A pilgrimage to Taiwan’s extraordinary instrument collection

Andrew Green
Wednesday, April 30, 2025

Tainan’s Chimei Museum houses one of the finest collections of historic violins in the world – including the instrument on which Marie Hall premiered ‘The Lark Ascending’. Andrew Green explores its wonders with museum curator Dai-Ting Chung, and considers whether increasing global political instability presents a threat to the collection

Hall of fame: The Chimei Museum houses historic instruments played by top talent from across the globe (Image courtesy of the Chimei Museum)
Hall of fame: The Chimei Museum houses historic instruments played by top talent from across the globe (Image courtesy of the Chimei Museum)

The multiple whirlwinds thrashed up by Trump and Co in the almost 100 days since his inauguration make it seem as if the very foundations of life-as-we-know-it may not hold. Hyperbolic cliché, maybe, but if the so-called world order’ appears threatened, it is little wonder attention is being drawn to the possibility that, amid the chaos, China may see a window of opportunity to fulfil its long-standing ambition to seize Taiwan.

Quite apart from the military presence openly hovering in close proximity to the island, there have been tales of Chinese troops rehearsing beach landings and newspaper reporting from within Taiwan has captured a sense of unease and concern that this could be a critical period in the territory’s history. Whether the Trump trade war on China makes an invasion of Taiwan more or less likely remains to be seen.

“Works of art are not to be kept just for oneself to enjoy, but to be shared with the public”

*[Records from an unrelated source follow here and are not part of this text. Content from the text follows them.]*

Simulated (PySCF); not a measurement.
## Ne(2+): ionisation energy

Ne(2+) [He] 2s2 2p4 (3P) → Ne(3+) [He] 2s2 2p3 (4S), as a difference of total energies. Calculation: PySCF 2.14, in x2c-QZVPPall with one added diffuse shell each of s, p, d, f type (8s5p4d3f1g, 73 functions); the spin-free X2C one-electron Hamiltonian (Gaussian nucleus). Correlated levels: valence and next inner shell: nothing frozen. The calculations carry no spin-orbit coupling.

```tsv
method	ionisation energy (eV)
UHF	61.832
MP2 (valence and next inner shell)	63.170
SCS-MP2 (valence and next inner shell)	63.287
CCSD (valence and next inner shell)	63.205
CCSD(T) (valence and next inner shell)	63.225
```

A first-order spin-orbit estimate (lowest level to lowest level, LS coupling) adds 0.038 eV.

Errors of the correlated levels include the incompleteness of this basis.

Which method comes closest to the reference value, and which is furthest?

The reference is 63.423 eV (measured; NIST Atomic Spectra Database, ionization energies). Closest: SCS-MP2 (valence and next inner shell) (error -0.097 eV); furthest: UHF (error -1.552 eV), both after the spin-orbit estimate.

Should that invasion occur, concern should first and foremost be expressed for the wellbeing of the island’s inhabitants. However, one of the major questions for Taiwanese cultural life is the potential plight of what many regard as the world’s finest collection of historic violins. This is to be found at the Chimei Museum in Tainan, Taiwan’s former capital city, located on the island’s south-western coast. The ultimate worry must be that in the context of bloody conflict the vast collection might suffer material damage. Beyond that, there remains the question of whether the collection would remain available to researchers and performers if the territory were to come under Chinese overlordship. Even if it was, a widespread international boycotting of the collection might well take place.

The Chimei Museum in Tainan houses perhaps the world’s finest collection of historic violins ©Adobe Stock

The purpose-built museum (which houses a wide range of cultural artefacts) stands as a memorial to its founder and funder – the late Wen-Long Shi, who accumulated a colossal fortune from his global business supplying a polymer resin used in plastics. He was also an accomplished amateur violinist, hence the collection. Shi took the view that ‘works of art are not to be kept just for oneself to enjoy, but to be shared with the public.’ As indeed they have been, benefiting many millions of museum visitors down the years.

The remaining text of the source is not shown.